The Wrong Crowd

The reflections of Sir Mulberry Hawk—if such a term can be applied to the thoughts of the systematic and calculating man of dissipation, whose joys, regrets, pains, and pleasures, are all of self, and who would seem to retain nothing of the intellectual faculty but the power to debase himself, and to degrade the very nature whose outward semblance he wears—the reflections of Sir Mulberry Hawk turned upon Kate Nickleby, and were, in brief, that she was undoubtedly handsome; that her coyness MUST be easily conquerable by a man of his address and experience, and that the pursuit was one which could not fail to redound to his credit, and greatly to enhance his reputation with the world. And lest this last consideration—no mean or secondary one with Sir Mulberry—should sound strangely in the ears of some, let it be remembered that most men live in a world of their own, and that in that limited circle alone are they ambitious for distinction and applause. Sir Mulberry’s world was peopled with profligates, and he acted accordingly.

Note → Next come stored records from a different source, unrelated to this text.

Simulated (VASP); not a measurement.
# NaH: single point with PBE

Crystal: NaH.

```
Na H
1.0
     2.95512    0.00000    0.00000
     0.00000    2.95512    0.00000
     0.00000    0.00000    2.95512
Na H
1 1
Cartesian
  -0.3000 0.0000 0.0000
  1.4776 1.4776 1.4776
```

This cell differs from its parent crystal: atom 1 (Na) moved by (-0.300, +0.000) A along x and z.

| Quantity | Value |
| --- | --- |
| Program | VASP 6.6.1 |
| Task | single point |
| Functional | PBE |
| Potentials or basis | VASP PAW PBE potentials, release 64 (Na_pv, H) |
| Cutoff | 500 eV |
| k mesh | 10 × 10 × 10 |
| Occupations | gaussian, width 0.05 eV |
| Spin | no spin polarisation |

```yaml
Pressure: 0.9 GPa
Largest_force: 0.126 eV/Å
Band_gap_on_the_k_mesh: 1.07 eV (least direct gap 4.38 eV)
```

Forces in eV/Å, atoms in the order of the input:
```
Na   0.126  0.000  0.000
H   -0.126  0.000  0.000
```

Thus, cases of injustice, and oppression, and tyranny, and the most extravagant bigotry, are in constant occurrence among us every day. It is the custom to trumpet forth much wonder and astonishment at the chief actors therein setting at defiance so completely the opinion of the world; but there is no greater fallacy; it is precisely because they do consult the opinion of their own little world that such things take place at all, and strike the great world dumb with amazement.

—Charles Dickens, Nicholas Nickleby

Dickens presents an interesting idea, which is that acts of injustice do not arise from an individual’s inherent badness but from a desire to impress a circle of acquaintances who value such acts. I think that in our society we are aware of the consequences of “falling in with the wrong crowd,” but when bad things happen, we tend to focus on the individuals most proximally responsible rather than the subculture that nurtured them. It’s a tricky thing to address, though. There’s a fine line between inviting and enabling people to participate in wider society and imposing and enforcing social conformity. Is there a way for a free society to also ensure cohesiveness? Or is there an unavoidable trade-off between liberty and social harmony?


6 comments on “The Wrong Crowd

  1. Legendumst says:

    A poignant question in this day and age, isn't it. Take politics, for example. Must libertarianism defy its own premise and install an enlightened oligarchy to prevent the libertarian utopia from imploding, or strive for anarchism and hope that people will behave on their own accord?
    I am convinced that most moral values — unless they are a product of evolution, perhaps — root in culture and therefore differ from society to society, even from group to group. Some are easier to reconcile than others, but discrepancies always have and always will exist, and to some extent we do need an authority, an arbiter, to keep things in check, and to impose the moral kernel of a liberal society: “Be tolerant, do not harm others, nor violate their freedom”. “Live and let live”, as it were.
    But we must also be aware of the dangers of tolerance led ad absurdum. There's a great South Park episode on the subject, “The Death Camp of Tolerance”. If you manage to get past the tragedy of Lemmiwinks, it can teach you a valuable lesson on the nature and limits of tolerance.

  2. Sylvia says:

    Yes, it's ironic that freedom must be protected by force. But people will insist on imposing themselves on others.
    I really should watch South Park. They seem to cover all sorts of interesting topics.

  3. Stefanie says:

    What fascinating questions you ask! The individual and society are intertwined to be sure. But when an individual commits a crime, even if it was supported and promoted by a certain societal element, the law cannot prosecute society so the individual must take the rap.
    But utopian social harmony is terrifying to me too. What sort of brainwashing and conformity would be required for such an achievement? There must be a happy medium somewhere. Maybe.

  4. Sylvia says:

    You're right, social engineering always has the danger of becoming a tool of totalitarianism. But I think there are ways to encourage good behaviour without infringing on people's rights.

  5. びっくり says:

    The worst things I did as a youth were actually completely associated with acceptance issues. Interesting observations. I guess our expectation is that as we become adults, we are responsible to handle these things. I'll be thinking about this all day.
    Also, I can't hear Hawke's name without wondering if his drunk driving accident was the earliest literary reference to same.

  6. Sylvia says:

    I just got to that accident but don't know what the aftermath was yet. Perhaps there is drunk driving in classical literature…?

Comments are closed.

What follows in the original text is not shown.